Doesn’t it always seem to happen to your team? Down by two in the 5th, your team gets a lead-off double followed by a walk. First and second, no one out – this is the start of a big inning. Next thing you know, after a lazy fly-ball to shallow left and a strikeout, your only hope is a solid base hit. One weak grounder to short later, you curse your team for another wasted opportunity. The Run Expectancy Matrix helps us determine how much of a wasted opportunity the above scenario truly was.
There are 24 unique states describing the position of runners and the number of outs in an inning. There are 8 unique runner positions (bases empty, men on 1st and 2nd, bases loaded, etc.) and 3 out possibilities.
For each state, we are interested in determining the expected number of runs that are scored in the rest of the inning. If one goes to the Statistics page of Baseball Prospectus and clicks on “Run Expectancy Matrix” a table like the following will pop up:
Runners Exp_Outs_0 Exp_Outs_1 Exp_Outs_2 000 0.526 0.281 0.108 003 1.520 0.951 0.362 020 1.165 0.708 0.334 023 2.017 1.425 0.600 100 0.908 0.536 0.228 103 1.772 1.566 0.496 120 1.558 0.944 0.461 123 2.349 1.596 0.803
Back to our scenario, this table tells us that, with runners on 1st and 2nd (Runners = 120) and no outs, the expected number of runs is 1.558. That’s fine and good, but where did this 1.558 come from? More importantly, what were the assumptions?
To create the Run Expectancy Matrix, the sabermetric gnomes (you thought real people did this?) look at the play-by-play data for some time period, typically a given year or set of consecutive years. At the beginning of each play, they look at the state and then determine how many runs were scored in this half-inning from the beginning of the play to the end of the inning. Then, they calculate the average of the number of runs that follow for all plays with the same beginning state.
To illustrate the point, let’s walk through an example inning. On April 5, 2008 in the bottom of the fifth inning of the Rangers–Angels game, there were six distinct plays:
- Matthews, Jr. singled to left
- Guerrero singled to left. Matthews, Jr. to 2nd.
- Anderson pops out to second.
- Hunter doubles to left. Matthews, Jr. scores. Guerrero to 3rd.
- Kotchman hit by a pitch.
- Kendrick grounds into a 6-4-3 double play.
The table below shows how the above six plays would be translated into the state and the additional runs to be scored that inning.
Play Runners Outs Additional Runs Scored 1 000 0 1 2 100 0 1 3 120 0 1 4 120 1 1 5 023 1 0 6 123 1 0
At the beginning of the third play, we have the state of 1st and 2nd, no outs. After this state, one run scored during the rest of the inning (on the fourth play). Throughout 2008, there were 2,520 times a play started with 1st and 2nd and no outs. These plays plus all following plays in the inning led to 3,925 runs scored. If we divide 3,925 by 2,520, we get 1.558 expected runs.

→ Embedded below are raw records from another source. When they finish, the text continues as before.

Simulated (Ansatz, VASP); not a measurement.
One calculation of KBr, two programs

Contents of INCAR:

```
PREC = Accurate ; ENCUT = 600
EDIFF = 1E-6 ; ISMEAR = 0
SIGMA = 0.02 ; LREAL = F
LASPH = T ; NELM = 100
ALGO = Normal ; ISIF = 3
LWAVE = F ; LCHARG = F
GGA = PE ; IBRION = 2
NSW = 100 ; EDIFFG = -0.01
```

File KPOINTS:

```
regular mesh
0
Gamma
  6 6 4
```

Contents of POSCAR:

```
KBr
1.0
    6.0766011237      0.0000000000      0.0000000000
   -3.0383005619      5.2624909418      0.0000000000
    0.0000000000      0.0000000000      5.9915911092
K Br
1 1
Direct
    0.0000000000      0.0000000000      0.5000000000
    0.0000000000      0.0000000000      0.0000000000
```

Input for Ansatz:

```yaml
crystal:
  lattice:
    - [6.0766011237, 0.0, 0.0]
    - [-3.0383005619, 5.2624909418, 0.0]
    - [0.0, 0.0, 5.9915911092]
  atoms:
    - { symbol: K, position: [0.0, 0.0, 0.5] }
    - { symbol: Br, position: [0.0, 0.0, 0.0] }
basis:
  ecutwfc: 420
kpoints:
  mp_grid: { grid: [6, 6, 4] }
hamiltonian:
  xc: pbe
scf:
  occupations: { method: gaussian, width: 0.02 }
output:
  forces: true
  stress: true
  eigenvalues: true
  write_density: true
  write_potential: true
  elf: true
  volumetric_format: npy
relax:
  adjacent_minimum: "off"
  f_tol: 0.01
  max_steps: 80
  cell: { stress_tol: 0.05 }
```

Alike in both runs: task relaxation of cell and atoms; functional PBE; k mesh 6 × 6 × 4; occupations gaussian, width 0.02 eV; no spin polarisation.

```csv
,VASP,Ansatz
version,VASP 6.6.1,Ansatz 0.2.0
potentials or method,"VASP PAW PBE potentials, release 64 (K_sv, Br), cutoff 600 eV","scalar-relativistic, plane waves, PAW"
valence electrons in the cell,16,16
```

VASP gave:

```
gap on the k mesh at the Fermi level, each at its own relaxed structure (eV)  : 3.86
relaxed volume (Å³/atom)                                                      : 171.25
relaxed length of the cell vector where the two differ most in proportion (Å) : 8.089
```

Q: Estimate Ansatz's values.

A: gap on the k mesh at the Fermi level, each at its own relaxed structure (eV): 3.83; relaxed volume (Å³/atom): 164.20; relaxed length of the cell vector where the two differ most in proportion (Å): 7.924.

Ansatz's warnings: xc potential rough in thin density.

There is some filtering of which plays are included and excluded in the calculations. Typically, a Run Expectancy Matrix focuses on innings when the batting team’s objective is to maximize runs. When the batting team’s objective is to play for a single run (tied-game in the ninth) or the inning is partial (a walk-off hit in the bottom of the ninth), these innings are typically excluded, because they underestimate the true run potential of a given state. In the numbers presented in this article, I have used each play in 2008 that occurred between the first and eighth inning as a simple filtering.
Uses of the Run Expectancy Matrix
There are two significant uses of the Run Expectancy Matrix:
- Improved performance measurement through advanced statistics
- Strategy analysis.
In regards to improved performance measurement, imagine the following: a reliever enters the game in the middle innings with his team up by one, with the bases loaded and only one out. He gives up a sacrifice fly that ties the game and then strikes out the next batter to end the inning. With traditional statistics, this reliever would be charged with a blown save and allowing one inherited runner to score. Did he provide value to his team? Actually, he did. Based on the run expectancy matrix, in this situation, we would expect the opponent to score 1.596 runs. In this example, the reliever improved his team’s game position by 0.596 runs, while the traditional statistic of blown saves suggests a poor performance. This type of situational analysis in comparing the actual runs scored to the expected runs scored is the basis of statistics INR, WX, and WXRL.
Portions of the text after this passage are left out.